Secure processes are effectively standardized procedures (expressed as policies) that revolve around the way your office handles day-to-day activities, and there are a number that can make your practice safer. These policies should all be documented. That will both encourage consistent behavior in following the policies and give you something to attest to your office’s security practices should you encounter an investigation or audit through the Department of Health and Human Services (HHS)’ Office for Civil Rights (OCR).

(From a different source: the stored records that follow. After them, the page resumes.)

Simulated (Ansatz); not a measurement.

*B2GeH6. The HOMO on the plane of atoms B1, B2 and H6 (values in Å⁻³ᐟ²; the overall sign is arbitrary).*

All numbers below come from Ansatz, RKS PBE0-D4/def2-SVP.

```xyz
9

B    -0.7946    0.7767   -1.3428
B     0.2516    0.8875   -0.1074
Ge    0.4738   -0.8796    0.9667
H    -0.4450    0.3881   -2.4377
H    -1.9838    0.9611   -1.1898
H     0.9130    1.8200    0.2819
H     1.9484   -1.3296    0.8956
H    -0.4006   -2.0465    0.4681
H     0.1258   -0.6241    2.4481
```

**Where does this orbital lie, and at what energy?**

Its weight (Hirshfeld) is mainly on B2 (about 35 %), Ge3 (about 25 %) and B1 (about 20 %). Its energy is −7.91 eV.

One of the most important steps you can take is to keep your software up-to-date. It’s a straightforward yet absolutely crucial step to safeguarding any individual computer, server or network. The vast majority of malware targets flaws in software that have already been discovered and fixed. If the updates fixing those flaws have been put in place, the attacks will fail to penetrate your system and effectively bounce off since the weaknesses they’re looking to exploit won’t be there. Moreover, any software that is no longer being updated by its developer (like the Windows XP operating system) should be replaced at once.
It’s also critical to change the default settings on your equipment. Basically anything that has a password and just works right out of the box will have a default password (and sometimes a default username) an attacker can look up easily. Apple products, for example, typically use “Alpine.” A good place to start is with the router connecting your office to the Internet. In addition to the password concern, there are a number of steps that should be taken to secure it. While routers often do the job of connecting you to the Web effectively, they are also vulnerable to a number of different attacks if they aren’t set up (aka “configured”) properly. For example it’s unfortunately all-too-common for an older wireless router to use WEP (which stands for “Wired Equivalent Privacy”) protection. This is a serious problem because WEP encryption was cracked over ten years ago – a hacker with minimal skills can easily break into any network using it. Instead, make sure your router is using a current encryption, like WPA (“Wireless Protected Access”) with the Advanced Encryption Standard (AES) or WPA2. WPA2 should be on any equipment manufactured since early 2006. The type of encryption a router is using is often written right on it. If it isn’t, you can check – and often change – it on the router’s online configuration page.1
A process known as operating system (OS) hardening involves removing any unnecessary software and functions from the computers and servers in your office. While it may not seem like that big of a deal if no one is using the software or function, a hacker can still go through any of them to get inside your network. Less software, etc. means fewer potential weak spots for an attacker to target.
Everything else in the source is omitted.